An Interview with Thorsten Koenig, Director Business Creation, EIT Food

Ahead of Future Food-Tech London, we spoke with Thorsten Koenig, Director Business Creation, EIT Food to hear his take on what the future of open innovation in food looks like.

You’re speaking on the panel discussion “How is Open Innovation Shaping the Future of Food” at Future Food-Tech in London. What has been the impact of open innovation for the food and drink industry in Europe right now?

EIT Food is a consortium of over 50 partners from leading businesses and academia (e.g. Nestle, PepsiCo, Givaudan, DSM, Technical University of Munich, University of Reading, Cambridge, Madrid – to but a few), combined by 42 European agro-food start-ups.

Open Innovation is being understood as individual players, companies, collaborate with other players, such as universities and start-ups, to improve and accelerate their innovation capabilities. Most of this happens today in the food sector in bi-lateral relationships with a party from the step before or after in the value chain – e.g. with your immediate supplier or customer.

We at EIT Food are going steps further with partners across the value chain collaboration. We bring together the competent partners from all along the food value chain (from farm to fork) to create a network of competences and to approach challenges in a multi-disciplinary and holistic approach.

To what extent are open innovation partnerships bridging the gap between tech innovators and the big problems facing the food industry?

The challenges the food sector is facing are enormous. EIT Food has identified the emerging ones in its strategic agenda. All of these challenges are too big and too far reaching that a collaborative approach from industry academia and also the consumer is required – and this will be facilitated by EIT Food.

The challenges facing the Food System (from EIT Food strategic agenda 2018-2024):

Distorted nutritional habits: 3.5 billion people suffer from hunger and micronutrient deficiencies while unhealthy lifestyles and worldwide numbers of overweight (~2 billion) and obese (>500 million) people are still growing.

Food sustainability: Almost one-third of total food production is being wasted. Global population growth and changes in dietary patterns require an increase in overall food production by more than 60% to feed 10 billion people by 2050.

Fragmented food supply chain: Highly fragmented food supply chains and unbalanced trading practices put pressure on value creation, capture and distribution. This limits the potential for efficiency gains and advances in food safety measures.

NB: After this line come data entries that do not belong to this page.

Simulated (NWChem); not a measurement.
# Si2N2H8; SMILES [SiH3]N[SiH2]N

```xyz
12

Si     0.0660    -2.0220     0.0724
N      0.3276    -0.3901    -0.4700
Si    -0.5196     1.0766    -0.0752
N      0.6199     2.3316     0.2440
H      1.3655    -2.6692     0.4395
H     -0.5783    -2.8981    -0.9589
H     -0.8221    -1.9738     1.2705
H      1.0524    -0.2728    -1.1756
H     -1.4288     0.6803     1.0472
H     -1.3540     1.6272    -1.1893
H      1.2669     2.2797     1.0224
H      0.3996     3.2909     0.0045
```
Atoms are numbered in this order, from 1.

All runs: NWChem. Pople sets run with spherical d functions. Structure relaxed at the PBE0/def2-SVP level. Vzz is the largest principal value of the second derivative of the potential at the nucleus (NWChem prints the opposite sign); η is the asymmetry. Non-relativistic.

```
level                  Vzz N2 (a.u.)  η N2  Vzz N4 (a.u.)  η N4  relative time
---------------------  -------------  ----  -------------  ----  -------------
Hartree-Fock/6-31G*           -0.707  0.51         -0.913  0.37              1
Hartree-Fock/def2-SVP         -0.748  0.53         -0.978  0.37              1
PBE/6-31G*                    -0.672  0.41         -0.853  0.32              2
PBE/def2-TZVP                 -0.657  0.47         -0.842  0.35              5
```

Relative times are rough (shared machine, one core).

Limited entrepreneurial culture: The European food sector is characterised by a wide range of company sizes, with 99.1% SMEs delivering 50% of the turnover and with innovation lagging behind other sectors. The lack of a vivid start-up culture within the food sector, reflected by a low 2.6% share of all EU start-ups.

Slow adoption of emerging technologies: The food sector has been slow to adopt new technologies compared with other industry sectors.

Can you tell us more about EIT Food and its core mission?

EIT Food mission is to be a catalysis of the food system’s transformation – ‘The Food that Connects Us’.

With consumers at its core, the mission of EIT Food is to empower a trusted multi-stakeholder community that includes market-leading and start-up businesses, technology innovators, best-in-class research institutions and educators, advanced farmers and consumers. Together, they will catalyse the transformation of the food system and effectively meet the global food sector demands of present and future generations.

By following an integrated seed-to-fork approach, systematically leveraging the opportunities of digital technologies and engaging consumers in the process of change, EIT Food, together with its partners, will improve nutrition and make the food system resource-efficient, secure, transparent and trustful. EIT Food will boost skills and entrepreneurial spirit in the sector, unlock the potential of small and medium sized enterprises, accelerate innovation, create jobs, benefit business impact and increase global competitiveness.

EIT Food is in a unique position to fulfil its mission, based on the combination of leading committed partners together with significant resources of 1.6 Billion Euro over a period of 7 years.

The programme has some very high-profile partners involved. What role will they play?

The strength of EIT Food is the combination of agro-food start-ups and leading businesses and academia. Our partner network is based on excellence and complementarity not only along the whole value chain, but also consisting of partners from adjacent technologies which are most relevant for the future of the food sector (e.g. digitisation, packaging, robotics). They are all collaborating on the same eye level, and this enables all partners to innovate differently than they have done before.

EIT Food’s strategic agenda was built by all partners. This demonstrates the alignment and commitment of all partners to address the challenges mentioned above.

A good example are our RisingFoodStars. This is a club of start-ups, which are participating in EIT Food activities and projects in the same way as our high-profile partners.

A substantial fund is being established – are you able to share more information about this, when it will be launched officially and who can access/benefit from it?

EIT Food is already established since last year November, 2016. Together with our partners we already build a portfolio of 51 projects, which are addressing the challenges of the food sector I mentioned above – 13 of those are starting as we speak.

The funds for those activities are not only public funds, but our partners themselves are contributing the most of it – as they want to create impact and contribute to address the aforementioned challenges – less than 25% are publically funded.

All players who meet the criteria of excellence, commitment to the strategy/vision and complementarity qualify to become an EIT Food partner – and we have developed a partner’s growth strategy, which we will follow in the years to come.

Let me be clear about one thing; the real benefactor of EIT Food will be the consumer. It will be you, me and everybody reading this interview – and therefore EIT Food will establish close collaboration with the consumer, me and you.

What are your plans for EIT Food over the next 12 months, and why is the Future Food Tech Summit important to this strategy? What are the biggest challenges facing this programme?

EIT Food clearly is focused on impact and understands itself not as a classical funding organisation – approving and executing projects.

We are almost a startup ourselves, and we are not even one year old. After we have developed our strategic agenda for the next 7 years and our business plan for 2018, it is now time to implement and execute.

Our program is quite ambitious as well as broad, and this may be perceived as a challenge. Therefore it is great to experience the commitment and the enthusiasm of our partners, which creates the entrepreneurial spirit, which is required to develop new product, new technologies, support start-ups, train your entrepreneurs and professionals, and most importantly collaborate with the consumer as she and he is at the centre of EIT Food.